When I found out that last night’s 19 Kids and Counting had the Duggars taking fencing lessons, I immediately assumed that Jessa and Jinger would be the first kids clamoring to put on masks and poke their siblings with swords. (Excuse me, foils.) Jinger is a fan favorite and the Duggar that everyone thinks will actually escape the compound, but this season has also established Jessa as another rebel. Are we really supposed to believe that these girls are not fans of fencing?
First, there’s an extended gag where Jim Bob and Michelle giggle over how their poor kids think “fencing” means they’re being sent outside to mend a fence. Either these kids are brainwashed into being good little workers, or they’ve never actually heard of the sport. But it was still weird that not even the older girls knew what it was:
Jessa: “My dad told me, I was thinking, actually putting in fences or something.”
Jessa: “And he was like, ‘Fencing, it’s swordfighting or something.’ I guess we’ll find out.”
But when they got to the fencing studio and started the (admittedly cute) process of stretching and warming up, the older girls all retreated to a corner, whispering and giggling. Even when Jim Bob got his ass whooped by Justin, Jessa just gave a thumbs-up from the sidelines. In the confessional, the cameraman asked Michelle why the older girls weren’t into it:
Michelle: ”Because they’re older girls, that pretty well answers it. It’s all about not messing up your hair and it would be embarrassing. They’re at that age, everything is embarrassing. So they prefer to be spectators over participants.”
Jessa and Jinger have been doing their confessionals together lately, which is good because it breeds solidarity. But her answers were so on-point with Michelle that I wondered if she’d been coached.

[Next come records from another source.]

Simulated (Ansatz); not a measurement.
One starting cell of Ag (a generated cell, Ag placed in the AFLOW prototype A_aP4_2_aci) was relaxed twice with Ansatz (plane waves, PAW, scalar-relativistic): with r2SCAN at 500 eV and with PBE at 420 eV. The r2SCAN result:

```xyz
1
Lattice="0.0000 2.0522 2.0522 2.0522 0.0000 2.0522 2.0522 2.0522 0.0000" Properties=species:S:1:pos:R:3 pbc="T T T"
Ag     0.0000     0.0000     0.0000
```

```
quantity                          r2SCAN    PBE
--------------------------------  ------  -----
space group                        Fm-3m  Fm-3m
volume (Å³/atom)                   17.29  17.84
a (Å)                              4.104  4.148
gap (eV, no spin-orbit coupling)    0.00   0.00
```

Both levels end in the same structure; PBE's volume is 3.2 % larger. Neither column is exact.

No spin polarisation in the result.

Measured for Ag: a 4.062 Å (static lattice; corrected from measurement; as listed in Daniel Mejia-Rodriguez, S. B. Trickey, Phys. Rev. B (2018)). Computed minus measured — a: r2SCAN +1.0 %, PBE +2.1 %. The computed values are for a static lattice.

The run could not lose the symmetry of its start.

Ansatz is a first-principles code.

Jinger: ”I am adventurous, I love trying new things. But when it came to fencing, it was just a little too unique for me, I guess.”
Even Grandma Duggar put on a helmet and faced off against Michelle, for crissakes! (And yes, it was amazing.) But the girls, who usually giggle and seem to be sharing inside jokes in the confessional, didn’t seem tickled by the fact that their grandma had gone after her daughter-in-law. Jinger was weirdly neutral about the whole thing:
Jinger: “Grandma loved it. She still talks about it. So I think that it’s a good experience, and you never know, there may be a couple kids who go back later and try it out.”
Where are these girls’ spirit, their adventurousness? Jessa and Jinger seem to be the only girls who don’t take the Duggar bullshit, who dream of escaping to the big city and finding older guys who’ll buy them coffee and not force them to pop out twenty babies. They openly wisecrack to the camera, and let’s not forget that Jinger is the one who had the most fun turkey hunting with Jim Bob! I refuse to believe that she could shoot that rifle like a pro, smack her gum, and rock a pair of pants, and that she doesn’t want to do basically the same thing with a foil and helmet. Seriously, it would’ve been the 2012 equivalent of The Parent Trap‘s fencing scene!
As someone on the Free Jinger boards pointed out, it seems that the girls are taught that it’s sinful to not appear perfect at all time. If you want to get all conspiracy theory like I am, the girls probably wanted to but had to pretend that they didn’t even like it. (Just like in Gretchen with those great white-gold hoops in Mean Girls.) Perhaps as a consolation prize, Jim the sound guy later helped Jinger pull together two pianos and play “Amazing Grace” on them. And wow, that was pretty fabulous.
Basically, this episode reconfirmed my love for Jessa and Jinger. Even when they’re being fed lines to sound like perfect little Duggars, we know they’re the black sheep. They don’t need foils to escape.